As ironies go, this one was pretty good. Sunday morning I wrote a post about waiting for the “new” thing to come into my life and not but an hour later, my 12 year old son come home from a bike ride with a tiny Chihuahua dog,
We had a pet Chihuahua for about 9 hours. Her visit reinforced some beliefs of mine, and some goals.
The son came home, breathless holding a very small, very unphased, very cute Chihuahua. I am not generally a fan of small dogs, but she was kind of a dollbaby, making herself at home quite quickly on a pillow on the floor and perking her bat-like ears up every time anyone left or entered the room.
It was clear this dog belonged to a neighbor. She was well fed, very clean, and totally social. We couldn’t place the dog out in the neighborhood loose, as she had no collar or tags, nor could we keep it. We made posters and put them up around the neighborhood.
The boys delighted in her company all day. They made her a bed. They fed her by hand. They took her to do her business. They discussed names. Easter was chosen, for the day. They held her gently and had her take naps in their arms. When friends arrived she was protected and the newcomer counseled firmly by my eldest, how to hold her and not to scare her.

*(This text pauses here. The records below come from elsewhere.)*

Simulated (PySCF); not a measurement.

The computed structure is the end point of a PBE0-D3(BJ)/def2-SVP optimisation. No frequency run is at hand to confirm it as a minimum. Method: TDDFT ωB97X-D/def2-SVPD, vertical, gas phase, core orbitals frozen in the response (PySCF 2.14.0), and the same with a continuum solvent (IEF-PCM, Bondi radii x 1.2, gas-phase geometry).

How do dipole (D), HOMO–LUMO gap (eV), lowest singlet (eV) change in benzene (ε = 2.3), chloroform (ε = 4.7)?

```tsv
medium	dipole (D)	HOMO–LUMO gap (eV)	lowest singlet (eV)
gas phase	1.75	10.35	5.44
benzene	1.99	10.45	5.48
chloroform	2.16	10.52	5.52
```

Baby-voice was spoken to her. By all of us. Cause I mean she’d do this thing where she’d lift her front paw, cock her head and man…as I said, I don’t even like small dogs, and I was smitten.
By the end of the night, they were negotiating of course, “Maybe we won’t find the owner! She loves US!”
When the owners called, we sat them down. They cried a bit. We, my husband and I said, “Think of if this was you, worrying about your pet. Wouldn’t you want someone to bring her back to you? You’ve done exactly the right thing, keeping her safe, and helping her not be scared.” They accepted that and turned the dog over to the owners, who live but four blocks away.
Later, at bedtime, the eldest said, “I feel strange. Empty but good, missing her but happy she’s home.” The youngest nodded and said, “I miss her.” Complex adult emotions, learning to grapple with them. Big stuff.
I think about boys a lot. Men. Their issues and rights. In part, because I write for The Good Men Project, but also because men are humans and as such, should have their issues and rights thought about. There are lots of them to think on-birth control and why we can’t have something as awesome as RISUG. Custody issues for fathers. The Draft and Women in Combat and how that all works. Raising boys, supporting them in their sexuality and more. Educational issues around ADD and more. Sexual assault and how it affects men. Lots of topics which all get covered at GMP, and which are often polarized between MRA folks and feminists. With what I see as a lot of vitriol and confusion mixed in for good measure.
But one thing is clear. Raising human beings to be loving, open, empathetic people is vital to all the rest. I see a lot of gender essentialism still in the world, the US. Boys are like this! Girls are like that! Snips and Snails vs Sugar and Spice, yeah? And I know a heap of people who don’t want to buy into such stereotyping, but still the ideas persist in our media and advertising of men as brutes or women as victims, men as feeling-less and women as hysterical in their emotions. Both are true, neither is true.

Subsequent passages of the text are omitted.